I have set up this blog to post thoughts on my project for the Holderness School Chair Program. The posts are in order of appearance, so you may want to start from the bottom. I welcome comments from others. Comments help improve my thoughts.
Below is my proposal as written last April:
April 24, 2011
HOLDERNESS SCHOOL CHAIR YEAR PROJECT
During the 2011-2012 school year, I plan to live in Europe and study international schools. The work would stem from key phrases in the Holderness Strategic Plan, the NAIS work on 21st Century Schools and NEASC accreditation guide for international schools. Ultimately, I would produce a report to help schools become more effective global educators.
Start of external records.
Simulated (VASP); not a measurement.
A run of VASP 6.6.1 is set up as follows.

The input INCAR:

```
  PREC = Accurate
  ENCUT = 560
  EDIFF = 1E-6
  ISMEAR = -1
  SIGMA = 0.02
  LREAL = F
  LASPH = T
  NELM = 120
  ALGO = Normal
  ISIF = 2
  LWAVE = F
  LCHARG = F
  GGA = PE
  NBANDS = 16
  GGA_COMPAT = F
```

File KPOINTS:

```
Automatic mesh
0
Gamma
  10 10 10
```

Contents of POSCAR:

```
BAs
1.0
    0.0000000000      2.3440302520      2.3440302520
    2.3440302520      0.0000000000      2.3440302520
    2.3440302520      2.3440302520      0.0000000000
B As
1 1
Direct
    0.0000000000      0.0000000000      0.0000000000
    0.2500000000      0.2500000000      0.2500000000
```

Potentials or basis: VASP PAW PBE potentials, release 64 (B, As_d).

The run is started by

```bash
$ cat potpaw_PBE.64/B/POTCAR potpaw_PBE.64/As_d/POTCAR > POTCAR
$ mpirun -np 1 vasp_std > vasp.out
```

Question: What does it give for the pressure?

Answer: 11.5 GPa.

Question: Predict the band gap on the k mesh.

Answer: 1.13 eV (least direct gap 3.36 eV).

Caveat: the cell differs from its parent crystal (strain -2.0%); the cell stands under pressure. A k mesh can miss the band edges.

The Holderness Strategic Plan includes goals such as:
- “incorporate into [the School’s] scope … a more global perspective”
- “support a curriculum that encourages the development of global citizens”
- “Support a multiplicity of perspectives in regard to a curriculum reflecting the complexity of a world in which we live”
- “Explore a relationship with a school in another country and/or an urban school, and explore first-hand opportunities for students to be immersed in another culture”
The NAIS “21st Century Imperative” includes among its goals the need to develop a global perspective, specifically:
- Learn from, and work collaboratively with, individuals from diverse cultures, religions, and lifestyles in a spirit of mutual respect and open dialogue
- Use technology to connect with people and events globally
- Develop social and intellectual skills to navigate effectively across cultures
- Use 21st century skills to understand and address global issues
The NEASC accreditation guide has several excellent guiding questions including examples such as:
- The school has created an engaging and contextually appropriate definition of internationalism/interculturalism in education … and has put that definition into action.
- Students shall benefit from a curriculum and related activities that shall be enhanced by the cultural diversity of both the host country and the school community.
- The school actively promotes and models global environmental awareness and responsibility across its community.
Finally, international students are strengthening our schools in many ways and we want to best support the exchange of students and cultures.
I hope to study how international schools effectively address these issues.
The project would start by forming a set of essential questions about international students in independent schools and boarding schools. These questions will stem from the items above, but also from interviews with people from NAIS, TABS, NEASC, the Klingenstein Center, Carney/Sandoe, other boarding schools.
- How do schools define and effectively implement the best practices of a Global Curriculum? What are the challenges and success stories?
- How do schools with students from many different countries create a productive, caring community at the school?
The project would include a literature survey of previous work on this topic.
The project would include visits to international schools on different continents. Some of these visits would be with a NEASC accreditation team and some as personal visits. One goal of the visits would be to gain information on the essential questions.
The project will include creating partnerships between other schools/organizations (both in the United States and abroad) and Holderness.
The final goal would be to produce a written report and/or workshop that can help Holderness, other schools, and school organizations better serve international students, become more effective global educators, and benefit from the exchange of cultures and people.